More about HKUST
Minimum Exposure Approach for Trustworthy Vertical Federated Learning
The Hong Kong University of Science and Technology
Department of Computer Science and Engineering
PhD Thesis Defence
Title: "Minimum Exposure Approach for Trustworthy Vertical Federated
Learning"
By
Mr. Dashan GAO
Abstract:
As artificial intelligence advances, addressing data scarcity and privacy
concerns becomes crucial. Federated Learning (FL) offers a
privacy-preserving framework for collaborative model training across
organizations. Specifically, Vertical Federated Learning (VFL) faces
unique challenges arising from vertically partitioned data among parties.

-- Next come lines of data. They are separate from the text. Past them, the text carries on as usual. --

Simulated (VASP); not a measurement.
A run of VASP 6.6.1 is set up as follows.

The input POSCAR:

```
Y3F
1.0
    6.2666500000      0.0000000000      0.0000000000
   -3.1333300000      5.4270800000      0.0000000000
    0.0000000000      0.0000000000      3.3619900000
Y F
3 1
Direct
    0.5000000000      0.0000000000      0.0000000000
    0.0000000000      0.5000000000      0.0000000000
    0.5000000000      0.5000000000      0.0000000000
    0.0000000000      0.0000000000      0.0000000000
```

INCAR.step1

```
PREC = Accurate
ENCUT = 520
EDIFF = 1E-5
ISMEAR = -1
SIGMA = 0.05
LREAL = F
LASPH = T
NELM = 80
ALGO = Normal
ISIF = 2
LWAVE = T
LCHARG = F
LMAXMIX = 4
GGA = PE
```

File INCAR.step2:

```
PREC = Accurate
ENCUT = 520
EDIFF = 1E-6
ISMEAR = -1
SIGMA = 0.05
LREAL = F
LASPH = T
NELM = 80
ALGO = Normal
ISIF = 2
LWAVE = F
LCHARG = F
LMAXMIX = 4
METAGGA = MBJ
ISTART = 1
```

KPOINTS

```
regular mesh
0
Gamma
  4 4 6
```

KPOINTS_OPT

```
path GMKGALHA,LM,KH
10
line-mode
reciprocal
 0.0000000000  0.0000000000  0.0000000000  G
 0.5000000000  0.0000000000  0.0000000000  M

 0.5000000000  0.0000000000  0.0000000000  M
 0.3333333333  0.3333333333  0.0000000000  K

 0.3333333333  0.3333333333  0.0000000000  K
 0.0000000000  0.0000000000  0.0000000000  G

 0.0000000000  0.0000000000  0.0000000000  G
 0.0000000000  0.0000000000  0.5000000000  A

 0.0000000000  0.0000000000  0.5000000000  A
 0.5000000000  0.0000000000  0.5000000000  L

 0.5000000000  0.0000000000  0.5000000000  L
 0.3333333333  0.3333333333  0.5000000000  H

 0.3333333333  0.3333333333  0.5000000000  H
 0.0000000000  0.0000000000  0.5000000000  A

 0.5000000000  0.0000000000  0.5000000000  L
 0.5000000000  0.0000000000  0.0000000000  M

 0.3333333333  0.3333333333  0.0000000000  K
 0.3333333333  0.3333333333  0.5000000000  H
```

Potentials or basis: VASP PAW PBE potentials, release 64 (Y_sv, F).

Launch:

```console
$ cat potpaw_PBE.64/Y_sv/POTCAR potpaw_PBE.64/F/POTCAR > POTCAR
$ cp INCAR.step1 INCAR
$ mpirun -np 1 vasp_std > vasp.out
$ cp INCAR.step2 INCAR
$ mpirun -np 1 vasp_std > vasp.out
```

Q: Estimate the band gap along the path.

This thesis introduces a minimum-exposure approach for trustworthy VFL,
aiming to expose only the minimum-necessary information needed, thereby
balancing trustworthiness objectives such as privacy, utility, robustness,
and efficiency. By categorizing information exposure into data and model
parameter exposure, this thesis proposes guides targeted mitigation
strategies. First, we address intra-sample label exposure in VFL with a
two-phase framework: offline-phase cleansing and training-phase
perturbation. Our proposed Label Privacy Source Coding (LPSC) encodes the
minimum-necessary label information in the offline phase. Then, we employ
adversarial training to enhance privacy during training. Second, we
further explore a more challenging VFL scenario with arbitrarily aligned
samples. We introduce the Complementary Knowledge Distillation (CKD)
framework to minimizing intra-sample information exposure and facilitate
privacy-preserving knowledge transfer among parties. Third, we tackle
model parameter exposure in heterogeneous federated transfer learning by
proposing a cryptography-based framework PP-HFTL. A model integration
method in PP-HFTL reduces model parameter exposure and allows local model
inference. Finally, we address inter-sample information exposure by
proposing a secure vertical federated dataset condensation (VFDC)
framework. This framework efficiently condenses the entire real dataset in
VFL to a small synthetic dataset, reducing inter-sample information
exposure that could compromise privacy while maintaining model utility.
Extensive experiments on real-world datasets demonstrate the effectiveness
and efficiency of our approaches, outperforming existing baselines in
various objectives.
Date: Friday, 28 February 2025
Time: 10:00am - 12:00noon
Venue: Room 4472
Lifts 25/26
Chairman: Prof. Andrew Wing On POON (ECE)
Committee Members: Prof. Qiang YANG (Supervisor)
Prof. Kai CHEN (Supervisor)
Dr. Xiaojuan MA
Dr. Wei WANG
Dr. Can YANG (MATH)
Prof. Hongxia YANG (PolyU)